Disability jokes
So Stephen Hawking walks into a bar.
I’m just kidding.
What do you call a dog with no legs? Doesn't matter what you call him, he's not coming.
What’s Stephan Hawking's favorite dance move?
The robot.
What do you say to a feminist with no arms and no legs?
"Nice tits, bitch."
What makes a healthy normal man different to a disabled man?
"They can move it, move it." (from King Julian)
What do a blind person and an orphan have in common?
They both cannot see their family.
Q: What do blind kids and orphans have in common?
A: Neither of them get to see their parents.
What do you call a gay person on fire? LGBBQ.
What do you call a disabled person on fire? Hot wheels.
What do you call an Asian person on fire? Vietnam.
What does a cannibal call a wheelchair user?
Fast food.
Times are hard at the moment for people on disability benefits. I’ve got a friend who’s a dwarf...

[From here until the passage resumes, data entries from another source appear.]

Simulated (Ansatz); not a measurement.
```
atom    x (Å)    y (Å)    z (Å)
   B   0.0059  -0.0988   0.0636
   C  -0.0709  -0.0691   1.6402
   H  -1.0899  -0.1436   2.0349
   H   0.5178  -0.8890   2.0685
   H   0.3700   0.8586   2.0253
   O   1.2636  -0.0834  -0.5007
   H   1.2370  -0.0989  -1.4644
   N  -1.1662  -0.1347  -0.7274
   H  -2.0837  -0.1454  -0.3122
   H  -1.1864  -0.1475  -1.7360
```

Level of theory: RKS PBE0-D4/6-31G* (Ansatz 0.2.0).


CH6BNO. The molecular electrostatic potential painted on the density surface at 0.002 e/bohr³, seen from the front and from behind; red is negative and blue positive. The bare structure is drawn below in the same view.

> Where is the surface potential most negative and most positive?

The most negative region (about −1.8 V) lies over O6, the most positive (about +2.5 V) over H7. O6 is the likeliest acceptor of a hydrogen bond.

...and he’s struggling to put food on the table.
Trying to find a good parking spot is a lot like trying to find a girlfriend.
If you can’t find one, you stick it in the disabled spot and hope nobody finds out.
Even people who are good for nothing have the capacity to bring a smile to your face, like when I push my autistic brother down the stairs.
Steven Hawking had dark humor.
Whenever he turned on his laugh effect, it diverted power from his screen brightness.
I ran over some crippled kids. I told [them] to walk it off!
Hi, I gave a blind kid a gun. I told him it was a hairdryer.
What did the blind kid get for Christmas? He hasn’t seen it yet...
What did the kids with no arms get? He doesn’t know, he’s still trying to figure out how to open it. :))))
What was Helen Keller's favorite color?
Velcro.
What’s the difference between orphans and blind children?
None. Neither can see their parents.
Mom tells her son to go to the other kid, to walk to the kid just standing still, to clap so the kid can hear and move out of the way of the car.
But her son was blind, the other kid had no legs so he couldn't walk, and the kid has no arms so he couldn't clap, and the kid died because he couldn't hear; he was deaf.
So, my girlfriend left me. I took her wheelchair, and she came back crawling.